Dark forces from within and without swirl around the last Ranger with many lives on the line. Can Tonto lead Reid to the right path?

Seeing the cover, most people know what is coming but fans of the Lone Ranger know that silver plays a role in the legend in more ways than one. Writer Brett Matthews works a few more aspects of the familiar legend into this issue and gives them a new weight of meaning.

John Reid has bought his wild white horse but he is smart enough to realize that he has not yet earned this noble steed’s respect enough to ride him. This fact alone raises Tonto’s respect for the youth another notch. Returning to his family’s home, John takes only a few items – one of which is a deed to land... land that proves to contain a silver mine. With enough to live on, enough to even make himself rich enough to buy a new life, John Reid must now begin to face his demons and decide on a path he will take. Tonto, however, sees a growing threat; can this bitter warrior point Reid onto the path of light?
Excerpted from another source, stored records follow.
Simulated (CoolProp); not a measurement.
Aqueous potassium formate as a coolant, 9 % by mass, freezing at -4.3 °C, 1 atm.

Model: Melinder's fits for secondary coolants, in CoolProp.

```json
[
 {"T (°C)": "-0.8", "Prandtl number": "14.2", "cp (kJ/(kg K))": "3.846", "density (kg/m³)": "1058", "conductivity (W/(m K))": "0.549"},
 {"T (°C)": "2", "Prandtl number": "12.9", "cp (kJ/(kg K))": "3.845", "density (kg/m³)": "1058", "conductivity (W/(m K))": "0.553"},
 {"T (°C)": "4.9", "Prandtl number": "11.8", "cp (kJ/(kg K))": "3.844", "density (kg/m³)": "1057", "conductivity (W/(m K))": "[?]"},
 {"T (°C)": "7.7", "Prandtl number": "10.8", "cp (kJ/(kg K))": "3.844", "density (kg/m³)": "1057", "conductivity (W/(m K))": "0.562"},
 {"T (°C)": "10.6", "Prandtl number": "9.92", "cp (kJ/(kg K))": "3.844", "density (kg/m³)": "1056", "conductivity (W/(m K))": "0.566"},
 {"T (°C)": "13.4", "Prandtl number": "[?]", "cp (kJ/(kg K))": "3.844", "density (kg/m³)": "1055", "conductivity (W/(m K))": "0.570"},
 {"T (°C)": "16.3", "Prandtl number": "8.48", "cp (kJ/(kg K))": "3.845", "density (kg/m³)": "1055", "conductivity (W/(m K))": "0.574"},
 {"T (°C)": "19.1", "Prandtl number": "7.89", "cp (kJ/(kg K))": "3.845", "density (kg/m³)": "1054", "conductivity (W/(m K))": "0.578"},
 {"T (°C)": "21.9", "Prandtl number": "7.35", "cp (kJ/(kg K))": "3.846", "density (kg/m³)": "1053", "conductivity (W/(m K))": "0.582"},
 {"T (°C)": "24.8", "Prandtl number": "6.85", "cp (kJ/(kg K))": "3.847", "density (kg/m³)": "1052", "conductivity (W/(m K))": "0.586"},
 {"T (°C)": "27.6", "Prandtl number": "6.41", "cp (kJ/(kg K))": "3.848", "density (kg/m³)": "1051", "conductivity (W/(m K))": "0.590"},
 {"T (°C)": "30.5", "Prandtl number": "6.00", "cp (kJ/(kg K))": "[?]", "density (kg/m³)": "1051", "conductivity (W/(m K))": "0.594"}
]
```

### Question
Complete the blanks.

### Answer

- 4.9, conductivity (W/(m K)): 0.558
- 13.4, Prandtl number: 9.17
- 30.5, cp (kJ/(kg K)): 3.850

Matthews attempts to give a more logical basis for some of the aspects of the Lone Ranger legend this issue but the results feel a bit forced. Additionally, some of the attempts at deeper, philosophical ponderings and metaphorical weight and meaning in the story come across as pretentious. While the series has been good overall this issue seems the weakest so far. There is also a sequence with the mysterious, politically motivated villain that adds very little that readers did not already know.

The art by Sergio Cariello, however, remains as lush and evocative as ever. There is a sense of epic scope and grandeur in the landscape as can truly be found in the Western United States, proving that Cariello has done his homework. He also continues to do amazingly good work with facial expressions and the eyes of his characters.

While this issue is not as strong as some that have gone before, it is merely one spoke in the larger wheel. This is a story of becoming, of the creation of a legend, and as such it is not complete until the legend emerges. A few more links in the chain are forged with this issue as a familiar pattern emerges. You know you’re dying to say it.... Hi-yo, Silver...Away!